We reached the end of Andvord Bay which is called Neko Harbor.  It was named Neko Harbor for an old whaling ship that anchored here in the early 1900s.  This was our third land excursion and our first time stepping on the Antarctic Peninsula, or mainland Antarctica.

Our expedition crew was very adamant to us that we needed to get off our landing boats and immediately move to higher ground.  They told us that Neko Harbor was one place with glaciers that constantly calved.  When a big glacier has a big calve, it can send a wave (like a small tsunami) that is fifteen to twenty feet high across the bay. 

You can see the end of Andvord Bay and Neko Harbor in the first picture.  If you look on the lower portion of the picture and on the left side, you can see one of our boats landing and people starting to walk ashore.   The boat and people look a bit insignificant in the photo.

You can tell how bad I was at following directions by looking at the second photo.  Just as I came ashore, a large Weddell seal gave me a high five (a raised flipper) and I had to stop and take a picture of it.  After I got the photo, I moved to higher ground.

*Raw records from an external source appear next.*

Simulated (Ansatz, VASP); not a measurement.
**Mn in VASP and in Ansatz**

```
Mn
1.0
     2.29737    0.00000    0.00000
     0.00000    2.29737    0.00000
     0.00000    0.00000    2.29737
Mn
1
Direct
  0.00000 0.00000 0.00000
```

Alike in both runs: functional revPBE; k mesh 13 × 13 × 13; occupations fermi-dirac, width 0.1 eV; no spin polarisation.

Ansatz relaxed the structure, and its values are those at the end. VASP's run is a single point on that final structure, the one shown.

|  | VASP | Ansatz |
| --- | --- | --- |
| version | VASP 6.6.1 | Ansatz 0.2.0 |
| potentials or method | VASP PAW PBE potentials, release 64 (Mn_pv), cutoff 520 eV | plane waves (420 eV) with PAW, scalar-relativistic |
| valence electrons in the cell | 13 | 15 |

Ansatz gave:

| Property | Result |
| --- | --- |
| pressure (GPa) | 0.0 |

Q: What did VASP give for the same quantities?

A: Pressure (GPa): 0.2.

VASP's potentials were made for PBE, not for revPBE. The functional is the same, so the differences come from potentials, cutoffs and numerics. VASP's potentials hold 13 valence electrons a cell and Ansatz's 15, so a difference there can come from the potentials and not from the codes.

The third photo was something that I found interesting.  We all know what white snow is.  I suspect that most of us know what yellow snow is.  But who knows what red snow is?  Look at the third photo. 

The Antarctic is a harsh environment.  The red color comes from algae that has evolved over time to be able to grow at extremely low temperatures, but while algae can grow at those low temperatures, it can’t produce chlorophyll which is what makes plants green.  If you look at the upper edge near the rocks, you can see a few places where there was enough sun and warmth to turn the algae green.

Neko Harbor Glaciers

The glaciers at Neko Harbor were probably the best ones that we saw.  The best part was that we were on the Antarctic mainland and we got to climb quite a ways up a glacier.  It probably took us thirty minutes to hike up to the top of where our expedition staff let us go.  It was an incredible view from the glacier.  We sank into the snow above our boots a few times but relished the opportunity.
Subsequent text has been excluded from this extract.